Thanks kairosfocus, bornagain77, Box,
Yes, maybe the term “unit” can be improved, by using “oneness”, “one”, “unity” … or whatever you prefer.
Anyway, all terms of a language, at the very end, have symbolic functions, they point to over-linguistic realities. So, what more matters is to understand somehow such higher realities themselves, and you all seem to grasp well the general concept of “true whole”.

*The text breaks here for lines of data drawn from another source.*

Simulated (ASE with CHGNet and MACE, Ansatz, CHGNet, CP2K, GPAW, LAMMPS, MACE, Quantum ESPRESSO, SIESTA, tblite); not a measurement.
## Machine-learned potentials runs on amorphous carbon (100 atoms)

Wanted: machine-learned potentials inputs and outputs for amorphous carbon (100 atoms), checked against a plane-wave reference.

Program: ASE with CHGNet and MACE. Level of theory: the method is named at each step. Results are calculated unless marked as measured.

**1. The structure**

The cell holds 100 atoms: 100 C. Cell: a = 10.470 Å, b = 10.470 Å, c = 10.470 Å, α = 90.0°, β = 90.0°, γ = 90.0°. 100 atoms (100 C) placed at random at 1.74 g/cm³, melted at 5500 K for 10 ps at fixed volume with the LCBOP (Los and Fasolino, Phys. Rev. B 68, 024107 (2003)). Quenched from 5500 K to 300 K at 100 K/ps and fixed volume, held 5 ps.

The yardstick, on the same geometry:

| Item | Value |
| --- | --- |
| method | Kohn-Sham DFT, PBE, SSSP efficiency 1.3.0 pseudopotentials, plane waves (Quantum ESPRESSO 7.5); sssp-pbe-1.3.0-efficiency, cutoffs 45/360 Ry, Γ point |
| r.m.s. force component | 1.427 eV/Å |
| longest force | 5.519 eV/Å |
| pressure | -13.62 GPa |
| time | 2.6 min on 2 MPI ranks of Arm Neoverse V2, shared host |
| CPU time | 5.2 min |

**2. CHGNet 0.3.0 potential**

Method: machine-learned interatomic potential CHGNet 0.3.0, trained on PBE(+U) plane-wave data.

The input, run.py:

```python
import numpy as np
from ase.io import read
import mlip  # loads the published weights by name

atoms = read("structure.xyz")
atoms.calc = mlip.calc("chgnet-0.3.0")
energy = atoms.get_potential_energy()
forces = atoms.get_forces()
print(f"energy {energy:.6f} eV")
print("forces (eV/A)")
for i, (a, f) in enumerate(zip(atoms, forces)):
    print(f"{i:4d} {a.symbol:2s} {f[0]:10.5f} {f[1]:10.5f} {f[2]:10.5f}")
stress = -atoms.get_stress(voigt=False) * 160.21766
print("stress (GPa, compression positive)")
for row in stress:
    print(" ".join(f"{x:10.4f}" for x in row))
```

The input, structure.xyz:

Timely post, thank you (and Denyse).
Which can be truly maddening for those who prefer “exact” answers. When I studied calculus it was very difficult for me to get my head around the concept of “when X approaches zero.” What is this approaching zero nonsense? I asked myself. Why not just get there and be done with it? 🙂
Niwrad, on a serious note, I understand the point of your post I think. But it seems to me you are creeping along a precipice here, and one false move will cause you to fall into materialist “emergentism,” which, as you know, I have no use for. How do you avoid this?
Barry,
There is a big equivoque. Materialist “emergentism” is exactly the opposite of synthesis, the reaching of the limit (the knowledge of a true whole) bypassing any analysis on it. The former is the impossible arise of more from less (gradual evolutionism), the latter is the direct understanding by intelligence (the more) of an integrated reality, without any gradualism. What precipice? If you understand, my post is what is more distant from any materialism / evolutionism, because states in principle that synthesis (intelligent design if you want), the more, is always higher and truer than analysis (evolution if you want), the less.
KF, maybe ‘complex and ‘construct’ could be synonyms for ‘set’, here, couldn’t they?
A lot of this thread-header of yours reminds me of Aldous Huxley’s essay on comparative religion, The Perennial Philosophy; notably, the inaptness of the analytical intelligence to get beyond mechanistic reductionist physics, to reach the higher realm of the spirit, still less the Creator of all things: the Hindu Brahman, the One without a Second. If you haven’t read it, KF, I think you’ll like it a lot.
To arrive at some kind of apprehension of the numinous, what Huxley calls, ‘the unitive intelligence’ must be engaged; a faculty honed by modifying one’s being through the discipline of some measure of religious discipline/asceticism. Interesting, the word, ‘integrity’, in relation to character, isn’t it?
It also reminded me of an Aussie soldier in our battalion, who told me in the used car business in Aussie at that time, they’d say of a car, ‘Yes. She’s a nice, clean unit.'(!!) To which, I replied, ‘When they really meant, “She’s a dirty, disintegrating complex”…?’
BA: The limit of course is when it all BUT vanishes. I think the non-standard approach of Robinson from the 1960’s may help those mystified by the post 1870 limits approach. The slope of a line is the slope of its tangent, the limit of the slope of chords as they approach the point, and area in that circle is the limit of area of squares as they approach minimal but non-zero side. Hitting a zero of course runs a product to zero, and shoots a division up without limit. Ya gotta stop just short, about the thickness of an electron — in the modern approach, roughly: any smaller and there’s nowt there. KF
Axel, this is one time I dunno. (Sorta like what is beginning to happen a fair bit with some of my son’s questions these days.) KF
I’m reading Feser’s Scholastic Metaphysics
He provides, imo, a wonderful analogy of atomism.
Toss a lump of gold. Toss a handful of marbles. Why does the former cohere while the latter does not?
It’s pretty amazing to see how many modern questions were raised millennia ago and answered.